Judge Grants MTD in FDCPA Case Over Communication Language

If you’re about as old as I am, you may remember the TV show, “Cheers,” specifically mail carrier Cliff Claven, who, in a famous episode, appeared on Jeopardy! and, I won’t spoil it if you haven’t seen it, had one of the best all-time final jeopardy answers in history. A District Court judge in Utah has granted a defendant’s motion to dismiss in a case that I will describe as Claven-esque because the plaintiff accused the defendant of violating the Fair Debt Collection Practices Act by not being specific enough about all the ways that she could make arrangements to pay a debt.

A copy of the ruling in the case of Chadwick v. Bonneville Billing & Collections can be accessed by clicking here.

The plaintiff received a collection letter from the defendant that included the following statement:

Notice of Unpaid Judgment
According to our records, the judgment entered against you remains unpaid. At this time, Bonneville Collections is allowing you to make the decision to either come into our office, or call to make arrangements on this judgment. Failure to do so may result in additional collection activity.

The plaintiff filed suit, alleging the letter violated Sections 1692e(5) and 1692e(10) of the FDCPA by making statements that were allegedly false, deceptive, or misleading.

First, the plaintiff argued that the phrase “may result in additional collection activity” violated the FDCPA because there are circumstances in which the defendant could not lawfully continue to collect even if a recipient did not respond as requested, such as if the debt were paid by mail of if a request to cease communication were made.

I’ll let Judge Ted Stewart of the District Court for the District of Utah take it from here.

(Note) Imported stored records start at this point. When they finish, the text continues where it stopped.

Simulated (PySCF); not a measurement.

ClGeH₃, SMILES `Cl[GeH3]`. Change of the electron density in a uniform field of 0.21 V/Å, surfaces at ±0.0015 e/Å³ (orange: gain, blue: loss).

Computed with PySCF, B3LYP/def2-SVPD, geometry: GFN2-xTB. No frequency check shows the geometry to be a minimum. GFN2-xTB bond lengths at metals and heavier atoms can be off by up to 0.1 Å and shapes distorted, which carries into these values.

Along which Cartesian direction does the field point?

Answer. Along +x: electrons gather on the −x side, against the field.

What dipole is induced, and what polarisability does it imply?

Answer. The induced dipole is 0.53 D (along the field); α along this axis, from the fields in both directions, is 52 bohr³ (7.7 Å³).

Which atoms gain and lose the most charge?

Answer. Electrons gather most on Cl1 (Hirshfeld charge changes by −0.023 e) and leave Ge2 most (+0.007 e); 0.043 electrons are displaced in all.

“No one, not even the least sophisticated consumer, could reasonably read this letter as threatening to continue collection measures after the recipient paid the debt or requested cessation of collection activities,” Judge Stewart wrote. “The letter is silent about any such scenario. The only scenario before Bonneville was an unpaid debt and an unresponsive debtor, so further collection activities were both lawful and likely. Bonneville’s failure to reassure the recipient that it would not commit an unlawful act if circumstances changed was not a threat, let alone a false one.”

Next, the plaintiff argued that because the defendant only listed two ways it could be contacted – either by coming into the office or placing a phone call – that no other communication options were allowed. Why couldn’t she pay by check or some other method? Again, I give you Judge Stewart:

“Chadwick stretches the letter’s meaning beyond reason,” he writes. “The letter does not purport to provide an exhaustive list of all steps the recipient might take regarding the debt. The letter itself suggests two other possibilities when it instructs the recipient to write the account number on payments or correspondence. The statement about continuing collections activities if the recipient fails to come to the office or call obviously means only that Bonneville intends to continue collection efforts until the recipient pays. Certainly a recipient might have unanswered questions about his or her options upon receipt of the letter—’Are there other methods to pay the debt or stop collections activities?’—but this does not render the letter false or deceptive.”